In theory, nearly every split test could be run as an MVT. BUT, in prac­tice, it makes much more sense for about 1 in 10 tests to be MVT for two reasons. First, MVT requires more resources to set up and analyze. Secondly, it is more diffi­cult to inter­pret and commu­ni­cate MVT testing, and because of that, it’s harder to drive deci­sion making, which should be the primary goal of your testing program.

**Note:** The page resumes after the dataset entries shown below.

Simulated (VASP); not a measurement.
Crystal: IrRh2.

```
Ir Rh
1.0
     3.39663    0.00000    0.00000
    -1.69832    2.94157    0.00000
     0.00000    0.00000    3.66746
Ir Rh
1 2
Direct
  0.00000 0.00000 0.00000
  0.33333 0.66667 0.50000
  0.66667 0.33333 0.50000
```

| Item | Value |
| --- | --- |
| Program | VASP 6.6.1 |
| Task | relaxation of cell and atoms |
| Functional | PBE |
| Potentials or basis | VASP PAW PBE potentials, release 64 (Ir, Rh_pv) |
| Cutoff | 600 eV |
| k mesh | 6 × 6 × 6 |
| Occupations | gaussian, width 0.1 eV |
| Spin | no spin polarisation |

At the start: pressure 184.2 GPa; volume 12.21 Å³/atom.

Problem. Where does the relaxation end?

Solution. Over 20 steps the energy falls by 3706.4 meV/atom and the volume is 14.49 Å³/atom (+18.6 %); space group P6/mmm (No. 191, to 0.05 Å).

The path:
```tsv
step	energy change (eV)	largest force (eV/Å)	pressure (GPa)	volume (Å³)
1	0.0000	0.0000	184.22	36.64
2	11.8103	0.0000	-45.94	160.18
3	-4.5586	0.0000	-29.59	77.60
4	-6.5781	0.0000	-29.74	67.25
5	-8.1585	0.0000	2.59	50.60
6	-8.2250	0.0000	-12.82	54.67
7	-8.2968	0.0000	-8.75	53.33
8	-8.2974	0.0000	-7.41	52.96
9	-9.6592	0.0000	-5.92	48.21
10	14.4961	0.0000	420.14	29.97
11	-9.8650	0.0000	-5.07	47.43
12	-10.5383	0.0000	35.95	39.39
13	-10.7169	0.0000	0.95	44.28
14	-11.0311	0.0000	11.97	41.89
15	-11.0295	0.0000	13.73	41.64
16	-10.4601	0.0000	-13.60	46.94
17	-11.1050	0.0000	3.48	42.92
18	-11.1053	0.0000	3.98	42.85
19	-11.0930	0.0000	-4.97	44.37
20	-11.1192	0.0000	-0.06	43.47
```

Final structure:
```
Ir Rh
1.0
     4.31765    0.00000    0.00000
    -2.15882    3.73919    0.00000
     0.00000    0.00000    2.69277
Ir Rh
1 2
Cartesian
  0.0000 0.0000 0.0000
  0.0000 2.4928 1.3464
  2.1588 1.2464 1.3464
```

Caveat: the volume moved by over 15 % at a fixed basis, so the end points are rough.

Below, I’ve high­lighted the pros and cons of split testing and MVT and given frequent use scenar­ios for each.

Pros/Cons of each

Split Testing Pros:

  • Easy to design, inter­pret, and commu­ni­cate
  • Faster results for deci­sion-making (less traffic required)
  • Lower design/development cost

Split Testing Cons:

  • Frequently misunderstood/poorly designed tests with limited learn­ing obtained
  • Require­ment to test only one element per test limits the number of answers you can get at any one time

Multi­vari­ate Pros:

  • Helps you iden­tify which elements are most impact­ful to your Key Perfor­mance Indi­ca­tor (KPI)
  • Measures the inter­ac­tion of each element on the others
  • Ability to combine multi­ple tests into single MVT to eval­u­ate inter­ac­tions

Multi­vari­ate Cons:

  • Signif­i­cant increase in design, devel­op­ment, QA, and analy­sis time required
  • Results can be diffi­cult to inter­pret and even more trou­ble­some to commu­ni­cate effec­tively reduc­ing ability to derive insights and drive deci­sion-making
  • Consid­er­able increase in traffic / test runtime required for readout
  • Frequently used as a “test every­thing at the same time” approach without solid evidence support­ing ratio­nale for all element versions
  • Propen­sity for “nonsense” vari­ants to be created
  • Frequent need to follow an MVT with split test to confirm winning “variant” due to MVTs having increased like­li­hood of false posi­tives

Use cases (when to use / what prob­lems)

  • Newly designed layout or page and want to figure out where to focus opti­miza­tion efforts — MVT
  • Spend­ing a lot of time and resources design­ing multi­ple versions of hero images and want evidence to support the impor­tance of hero images — MVT
  • Limited avail­able data to support hypoth­e­sis for why page is under­per­form­ing due to lack of tags or age of page — MVT
  • Looking for insights that you can scale through­out the site and across other digital prop­er­ties — A/B
  • Already know which element is the most impor­tant on the page and want to find the right version — A/B
  • Clear hypoth­e­sis supported by data recom­mend­ing specific changes to single element — A/B

Which Comes First?

It’s impor­tant to remem­ber that some jobs may require both split testing and MVT, just as some jobs may require a hammer and a screw­driver. Based on test outcomes and the goals of your tests, you might need to perform split testing after MVT to vali­date MVT results or an MVT variant winner. We do this for two really good reasons. First, MVTs have a higher false posi­tive rate than A/B tests. Due to the simple fact that false posi­tives increase with increas­ing number of vari­ants. Secondly, Partial/Fractional  MVTs can result in a winning variant that was iden­ti­fied by the tool based on inter­ac­tion measure­ments that were never actu­ally tested on live traffic.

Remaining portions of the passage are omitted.